I have mostly followed the wisdom of others when it comes to lifting for climbing. Most recently, my routine has consisted of climbing 2-4/week and lifting 2-3/week with a focus on antagonistic muscles.

I am currently visiting New Jersey (family and friends), however, and cannot climb more than once or twice a week – and then only on weekends. Thus, I must focus on weight training, and make due with movements that will benefit climbing in addition to my antagonistic training. I still lift chest, to avoid imbalance (but also because I enjoy bench). I am lifting lower body only for maintenance, as legs are seldom the limiting factor in climbing. The major departure from my climbing-centric routine (which I cannot wait to return to) is the reintroduction of pulling muscles – climbing primarily works back and forearms, and since my climbing hours have been cut I must here reintroduce weight training.

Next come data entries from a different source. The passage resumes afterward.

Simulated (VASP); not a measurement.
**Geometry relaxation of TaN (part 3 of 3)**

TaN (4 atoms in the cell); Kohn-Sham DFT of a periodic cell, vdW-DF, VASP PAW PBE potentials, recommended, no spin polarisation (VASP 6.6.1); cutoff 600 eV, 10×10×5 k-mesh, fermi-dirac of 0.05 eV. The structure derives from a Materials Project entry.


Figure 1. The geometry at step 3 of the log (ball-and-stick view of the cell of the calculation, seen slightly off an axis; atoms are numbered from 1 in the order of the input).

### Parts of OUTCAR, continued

I have thus developed the following routine:

Monday: Chest/Triceps/(Quads)
2×5-8 Bench Press
2×6-10 Wide Grip Incline Press
2×6-10 Wide Grip Decline Press
2×6-10 Angled Press (Shoulder Safe “Press” Alternative)
3×6-10 DB Flies
Superset: 3×6-10 Close Grip Bench Press/3×5 1-arm Triceps Rope Pushdown
3×5 Leg Extension

Tuesday: Forearms/Core/(Calves)
3×5-8 Barbell Finger Curls
3×6-10 DB Wrist Curls
3×6-10 DB Reverse Wrist Curls
2×6-10 Pronator Rotation
2×6-10 Supinator Rotation
3xFailure Front Levers
3xFailure “Giant Set” Dead Hangs (Crimp/Half Crimp/Open)
2x5x10” second one-arm one-leg planks (each side)
2×15” Hammer Fist Planks (each side)
2×8-12 Bird-Dogs (each side)
3×6-10 Calf Raises

Wednesday: Back/Biceps/(Hamstrings)
3×5-8 Weighted Pull-ups
2×6-10 Pull-Downs
3×5-8 Bent Over Rows
3×15+ 1-arm DB Rows
2×6 Curls “Giant Set”: Reverse Curls, Hammer Curls, Biceps Curls
Superset: 3×5 Glute Ham Raises/3×6-10 Back Extension

Thursday: Chest/Triceps/(Quads)
As Monday

I haven’t figured out Friday yet – it will probably consist of either rest, or a full body/bodyweight “recovery” day (pull-ups, push-ups, dips, planks, lunges, etc). I will be climbing every Saturday, or Sunday, or both, so Friday will likely vary based on how much I will be climbing and when.